I know that there are a lot other tragedies happening in the world right now, but it did strike me that Nevada’s famous shoe tree was cut down by vandals sometime around New Year’s Eve. The Middlegate Shoe Tree was located in the middle of Nevada off of highway 50 as was considered the largest “Shoe Tree” in the world. A Shoe Tree is exactly what it sounds like; it’s a large tree with thousands of shoes tossed upon its boughs. There are perhaps hundreds of shoe trees in the country and I’ve seen about 3 of them; one was located on 395 on the way to Mammoth Mountain, another near Amboy, California. Every one of them has a story behind it and its always a strange one.
The Middlegate Shoe Tree was commissioned sometime in the 1990’s and was the result of a newlywed dispute. A couple was traveling across Nevada from Colorado on their honeymoon. I'm sure that driving for long periods of time can be difficult on a new marriage and they got into a marital dispute in the middle of Nevada. As things began to escalate, the husband somehow seized his new wife’s shoes and said something to the effect of “If leave me, you’re going to have walk barefoot!!!” He then chucked her shoes upon that cottonwood tree and drove away in a fury. In his anger, he consulted the local marriage counselor of Middlegate, Nevada who gave him some sound advice. In a couple of hours, that kindly bartender convinced the disgruntled husband to return to his wife and work it out without the shoe tossing. He humbly returned to the tree where his wife was still waiting (Its central Nevada, where else would she go?) and they resolved their differences and harmoniously continued upon their Californian Odyssey.
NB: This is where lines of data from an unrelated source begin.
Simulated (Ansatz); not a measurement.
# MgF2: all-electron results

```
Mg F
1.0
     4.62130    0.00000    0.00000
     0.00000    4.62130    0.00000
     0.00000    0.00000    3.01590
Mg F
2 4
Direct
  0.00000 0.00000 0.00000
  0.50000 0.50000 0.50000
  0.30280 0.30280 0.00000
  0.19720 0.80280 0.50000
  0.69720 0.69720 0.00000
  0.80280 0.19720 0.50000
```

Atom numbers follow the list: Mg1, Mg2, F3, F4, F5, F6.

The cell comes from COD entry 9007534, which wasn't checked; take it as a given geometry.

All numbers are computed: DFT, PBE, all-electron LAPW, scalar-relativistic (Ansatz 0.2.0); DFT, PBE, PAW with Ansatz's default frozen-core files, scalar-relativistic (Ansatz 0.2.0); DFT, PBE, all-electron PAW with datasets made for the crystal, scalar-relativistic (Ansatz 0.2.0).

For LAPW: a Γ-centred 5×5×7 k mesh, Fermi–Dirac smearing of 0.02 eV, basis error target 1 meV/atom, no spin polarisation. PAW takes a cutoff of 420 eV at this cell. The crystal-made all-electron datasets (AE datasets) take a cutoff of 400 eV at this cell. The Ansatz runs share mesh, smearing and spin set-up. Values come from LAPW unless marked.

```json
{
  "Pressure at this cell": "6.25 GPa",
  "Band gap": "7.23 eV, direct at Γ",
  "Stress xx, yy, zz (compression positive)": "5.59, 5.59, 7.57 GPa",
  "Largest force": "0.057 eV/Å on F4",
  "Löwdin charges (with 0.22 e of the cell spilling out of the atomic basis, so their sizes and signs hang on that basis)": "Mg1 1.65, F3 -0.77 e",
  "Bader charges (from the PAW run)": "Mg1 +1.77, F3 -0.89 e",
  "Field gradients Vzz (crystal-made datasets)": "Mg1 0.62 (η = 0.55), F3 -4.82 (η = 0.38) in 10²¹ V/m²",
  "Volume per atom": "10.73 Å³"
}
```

|Walking barefoot on this highway? Not an option.|
A Symbol of Road Culture
Unfortunately, the "Largest Shoe Tree in the World" was cut down which I find very saddening. Shoe trees and other road-oddities are all part of American road-culture. This "culture" has had a distinctive, adventurous and quirky spirit which has been present since the first road travelers headed westwards on Route 66. Most of it stems from the spirit of long distance traveling and a simple desire to see the wilder side of the country. Road culture includes a lot of strange music, literature, poetry, small towns and Kerouac-inspired people. Yet who among us doesn't dream of going on an epic cross country journey, studying abroad, or backpacking across Europe? Maybe that's just me, but seeing even the quirkiest of sights is all a part of the joyful experience of traveling. So, maybe the disappearance of the Middlegate cottonwood won't exactly change the world or cause a national "Shoe-Tree Awareness" program, but I'm sure the Middlegate Shoe Tree will be missed by us hitch-hiking, road-lovin' ramblers. There was an actual memorial held for its loss this month and I don't doubt that it was attended by other weird adventure-addicts like me. But hey... there's still plenty of weird to be seen out on the road, isn't there?